LONDON (Reuters) - Russian stocks, unloved for many months, have shot to the top of the 2010 performance tables and look set to rise further as funds like Goldman and HSBC tip Moscow as their favored emerging market play for 2011.
Price may be Russia’s selling point: in terms of forward earnings, it trades 40 percent below emerging peers.
But there are other catalysts too. Russia stages the Winter Olympics in 2014 and the soccer World Cup in 2018; a $32 billion privatization program kicks off next year; and a 17-year wait to join the World Trade Organisation should end in 2011.

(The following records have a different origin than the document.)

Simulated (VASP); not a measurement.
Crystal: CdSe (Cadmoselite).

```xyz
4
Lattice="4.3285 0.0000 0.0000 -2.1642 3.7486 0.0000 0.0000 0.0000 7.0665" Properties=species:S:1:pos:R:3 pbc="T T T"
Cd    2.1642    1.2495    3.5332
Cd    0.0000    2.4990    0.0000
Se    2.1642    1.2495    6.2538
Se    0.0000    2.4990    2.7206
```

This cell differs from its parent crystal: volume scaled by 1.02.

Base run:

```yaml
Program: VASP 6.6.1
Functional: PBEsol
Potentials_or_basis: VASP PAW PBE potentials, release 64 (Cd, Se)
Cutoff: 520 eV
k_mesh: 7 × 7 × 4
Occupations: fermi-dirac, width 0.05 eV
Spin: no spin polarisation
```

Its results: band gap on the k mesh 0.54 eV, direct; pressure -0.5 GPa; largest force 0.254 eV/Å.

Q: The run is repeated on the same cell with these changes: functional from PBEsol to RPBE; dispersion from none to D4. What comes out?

Thanks to late-year gains, Russia has emerged as the top 2010 performer of the BRICs, a group that also includes Brazil, China and India. It is up 20 percent year-to-date and a Reuters poll forecast Moscow to outpace the BRICs next year too.
That is vindication of sorts for Jim O’Neill, chairman of Goldman Sachs Asset Management (GSAM) (GS.N), who last December forecast Russia to outperform in 2010. O’Neill, who coined the BRIC term, is sticking with that bet for next year as well.
“In the BRIC world, controversially, I like Russia the most,” O’Neill told the Reuters 2011 Investment Outlook Summit. “It’s very unfashionable to say so but Russia looks cheap to me.”
The Moscow index has jumped 7.5 percent in December, after FIFA awarded the 2018 soccer World Cup to Russia and Pepsico Inc acquired local juicemaker Wimm-Bill-Dann for $5.8 billion. That compares with a 4 percent gain this month for emerging equities .MSCIEF and 3 percent for MSCI’s BRIC index.
O’Neill is mistaken on one count though - far from being controversial, being overweight Russia now seems the consensus.
Nick Timberlake, who runs $10 billion at HSBC, also sees a strong valuation case for Russia, which trades 6.3 times forward 12-month earnings, versus the five-year average of 9 times.
Versus fellow-BRICs, it is even cheaper. India is at 17 times forward earnings or three times pricier.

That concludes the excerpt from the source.